Day 49, Numbers 19-21

Today started with the laws for purification. The Lord told Moses to have the people of Israel bring to him a red heifer without defect or blemish. It was given to Eleazar the priest, and was taken outside the camp and was slaughtered before him. The priest took some of its blood and sprinkled some it it toward the front of the tent of meeting seven times.

The heifer was then burned in his sight. The skin, flesh, blood, and dung were burned. The priest would wash his clothes and bathe his body in water, and afterward he would go into camp.

A man who was clean would gather up the ashes of the heifer and deposit them outside the camp in a clean place. The ashes were kept for the water for impurity for the people as a sin offering.

The ashes of the red heifer were the primary focus of this act, for they were used in the ritual of the water of cleansing.

This process was similar in contexts to sacrificial worship, but this was not a sacrificial animal. It was a cow, not an ox; it was to be slaughtered, not sacrificed; and it was to be killed outside the camp, not at the holy alter.

The ashes from the red heifer would be mixed as needed with water to provide means of cleansing after coming in contact with a dead body. There were many instances where a person would come into contact with a dead body; not necessarily on purpose, but could be in close proximity to someone who had died.

Whoever touched a dead body would be unclean for seven days. On the third day, they would be cleansed properly (all kinds of rules), and on the seventh they would be clean. If someone who was unclean did not clean themselves, they would be cut off from Israel.

Then Miriam died and was buried in Kadesh.

At this point there was once again no water for the people, so they assembled against Moses…again! Moses and Aaron went to the tent of meeting and the glory of the Lord appeared to them. The Lord told Moses to take his staff (just like he did 40 years earlier at the Nile, and the rock at Horeb), and in front of the congregation, speak to the rock to bring water from it. Now, 40 years later, at the place of Israel’s worst acts of rebellion, the scene was recurring.

Moses was told to speak to the rock and it would pour water out, but at his accumulated anger with the people, he struck the rock twice with the staff and disobeyed the Lord’s instruction to just speak to it. The water did come out of the rock and the people and animals drank it, but there was a consequence for Moses. That land was named Meribah.

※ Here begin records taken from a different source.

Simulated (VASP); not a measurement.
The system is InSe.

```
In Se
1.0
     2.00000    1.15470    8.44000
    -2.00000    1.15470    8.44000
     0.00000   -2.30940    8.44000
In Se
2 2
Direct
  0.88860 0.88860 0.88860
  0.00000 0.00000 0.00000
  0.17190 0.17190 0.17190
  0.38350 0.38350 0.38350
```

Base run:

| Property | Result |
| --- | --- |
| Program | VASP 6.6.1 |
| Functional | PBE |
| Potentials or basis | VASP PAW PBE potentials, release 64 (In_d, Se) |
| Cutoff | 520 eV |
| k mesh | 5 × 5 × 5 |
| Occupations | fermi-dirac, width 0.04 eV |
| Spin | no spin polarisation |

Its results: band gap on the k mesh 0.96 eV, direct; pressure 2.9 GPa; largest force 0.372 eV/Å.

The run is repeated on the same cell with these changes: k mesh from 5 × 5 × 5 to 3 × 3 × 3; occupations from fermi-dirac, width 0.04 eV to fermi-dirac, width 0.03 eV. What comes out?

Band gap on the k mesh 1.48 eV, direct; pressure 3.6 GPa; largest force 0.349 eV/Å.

Moses’ rash action brought a stern rebuke from the Lord. The nature of Moses’ offense was not clearly stated, but these factors appeared to be involved: Moses’ action was a lack of trust in God as though he believed that a word alone would not suffice; and God’s holiness was offended by Moses’ rash action, for he had not shown proper deference to God’s presence.

The end result of Moses’ action is sure: neither Aaron or Moses would enter the land of promise.

Seriously!? After all this time and all Moses did to obey the Lord and follow his directions, and he wouldn’t make it to the promise land? He screwed up one time, and that’s it. Poof, no promise land!? Wow!

Aaron was about to die because he would not enter the promise land for his rebellion against the Lord with the water of Meribah. His garments were passed onto his son Eleazar. When the congregation heard that Aaron had died, they wept for him for thirty days.

Through their traveling, Israel asked for passage through different lands, but were refused. They ended up fighting and defeating several people and gaining their lands.

Once again the people spoke out against God to Moses, and the Lord sent venomous snakes among the people, and they bit the people, and many died. The people came to Moses and said that they had sinned, so Moses prayed for them. The Lord told Moses to make a fiery serpent and set it on a pole, and everyone who was bitten, when they saw it, would live. So Moses made a bronze serpent and set it on a pole.

The people continued to travel along and from the “Book of the Wars of the Lord” they sang songs. This was presumably an ancient collection of songs of war in praise of God. They sang ‘The Song of the Well.’

“Spring up, O well!–Sing to it!–
the well that the princes made,
that the nobles of the people dug,
with the scepter and with their staffs.”

-Numbers 21:18

They continued to travel, defeating several different people and taking their lands and territories. King Sihon, king of the Amorites was defeated, as well as King Og. They sang songs about their victories. Now they marched back to their staging area, planning their attack on Canaan.

Comments

  1. Sara says:

    I continue to be a few days behind in reading. I agree with you in questioning the punishment Moses, not being allowed to enter the Promise Land. When he broke the tablets with the ten commandments, God made Moses write the second set and now he hit the rock verses speaking God’s word. God said that Moses was the most humble man on earth. God knows our hearts and so he knows where we “are” when we take action. So God, being a Just God, makes His decision accordingly. My take-away from both of these mishaps with Moses is that Moses accepted God’s “punishment” without complaint. His faith and trust in God didn’t change.